Through the Looking Glass Children's Book Reviews

The Fo'c'sle: Henry Beston's

The Fo'c'sle: Henry Beston's "Outermost House"

Nan Parson Rossiter
Nonfiction Picture Book
For ages 7 to 9
David R Godine, 2012   ISBN: 978-1567924336

Henry Beston had a little house built on a distant sand dune. Though it was small, it was his refuge from the busy world, a place where he could listen to the wind and the ocean, and write in peace. Henry planned on using the house “only occasionally,” but in September of 1926, after his two week stay was over, Henry decided to stay a while longer. In the end he stayed in his little house, the Fo’c’sle, for a whole year “to watch the unheralded ceremony of Nature unfold and to write about the never-ending pageantry of Creation.”

   Though Henry was alone, he was not lonely for he was always busy. He saw the people in town when he walked there to get supplies, and the birds were always there to keep him company. He wrote about his avian neighbors in his journal, delighting in the rhythm of their lives.

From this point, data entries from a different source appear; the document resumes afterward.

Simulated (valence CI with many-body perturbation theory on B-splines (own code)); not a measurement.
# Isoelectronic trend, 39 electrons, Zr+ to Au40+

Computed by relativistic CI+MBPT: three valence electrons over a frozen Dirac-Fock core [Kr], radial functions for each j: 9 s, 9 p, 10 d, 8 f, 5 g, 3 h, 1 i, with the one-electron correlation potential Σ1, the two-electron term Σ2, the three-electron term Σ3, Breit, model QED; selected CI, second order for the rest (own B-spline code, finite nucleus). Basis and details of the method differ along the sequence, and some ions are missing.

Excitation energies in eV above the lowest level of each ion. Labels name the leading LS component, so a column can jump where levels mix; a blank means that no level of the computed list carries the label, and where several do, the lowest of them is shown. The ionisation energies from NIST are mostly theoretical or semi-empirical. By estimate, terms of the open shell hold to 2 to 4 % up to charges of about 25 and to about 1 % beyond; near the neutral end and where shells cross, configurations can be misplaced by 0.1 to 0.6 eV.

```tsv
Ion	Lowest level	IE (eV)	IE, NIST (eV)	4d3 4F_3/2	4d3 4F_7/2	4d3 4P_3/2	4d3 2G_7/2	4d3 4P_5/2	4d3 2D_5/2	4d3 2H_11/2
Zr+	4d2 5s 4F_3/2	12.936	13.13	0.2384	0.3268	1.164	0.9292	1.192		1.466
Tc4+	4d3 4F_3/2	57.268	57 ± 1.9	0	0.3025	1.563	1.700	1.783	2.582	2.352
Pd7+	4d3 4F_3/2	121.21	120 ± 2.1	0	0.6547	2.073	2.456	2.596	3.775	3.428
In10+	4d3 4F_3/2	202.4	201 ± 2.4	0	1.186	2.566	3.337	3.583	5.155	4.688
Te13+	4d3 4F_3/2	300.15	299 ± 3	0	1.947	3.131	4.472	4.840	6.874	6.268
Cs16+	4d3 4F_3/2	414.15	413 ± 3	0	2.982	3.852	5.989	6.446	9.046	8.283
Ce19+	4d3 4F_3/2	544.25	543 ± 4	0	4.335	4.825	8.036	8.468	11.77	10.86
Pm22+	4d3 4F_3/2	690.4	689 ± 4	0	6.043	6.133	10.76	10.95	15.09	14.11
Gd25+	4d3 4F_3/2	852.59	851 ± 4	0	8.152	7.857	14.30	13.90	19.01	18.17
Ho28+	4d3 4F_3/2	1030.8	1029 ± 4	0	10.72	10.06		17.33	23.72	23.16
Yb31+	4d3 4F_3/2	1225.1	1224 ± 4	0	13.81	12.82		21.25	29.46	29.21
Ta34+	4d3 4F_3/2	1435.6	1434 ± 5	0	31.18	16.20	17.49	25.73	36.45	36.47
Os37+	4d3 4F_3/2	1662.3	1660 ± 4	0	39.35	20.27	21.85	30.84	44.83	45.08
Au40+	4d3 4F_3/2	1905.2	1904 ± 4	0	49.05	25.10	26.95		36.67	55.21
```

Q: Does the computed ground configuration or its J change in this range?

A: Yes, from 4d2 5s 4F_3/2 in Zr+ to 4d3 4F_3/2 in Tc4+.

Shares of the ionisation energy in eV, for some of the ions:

   The winter that year was harsh, the worst that anyone had experienced in fifty years. Henry stayed warm and cozy in his little house, a driftwood fire in his fireplace keeping him warm. The surfmen who patrolled up and down the shoreline were grateful to sit a spell in front of the fire, to talk to Henry, and to collect and deliver letters for him.

   When the winter finally began to “release its icy grip on the weary coast,” Henry began to notice the little changes that indicated that spring was on its way. He even went out onto the dunes in the middle of the night to hear and watch the migratory birds flying over his head.

   In this special and memorable nonfiction picture book the author pairs beautiful paintings with a lyrical description of the year that Henry Beston spent living in his little house by the ocean. The author includes quotes from Henry’s writings that capture the awe that he had for the natural world, and the wonder that he experienced as he watched the year unfold before his eyes.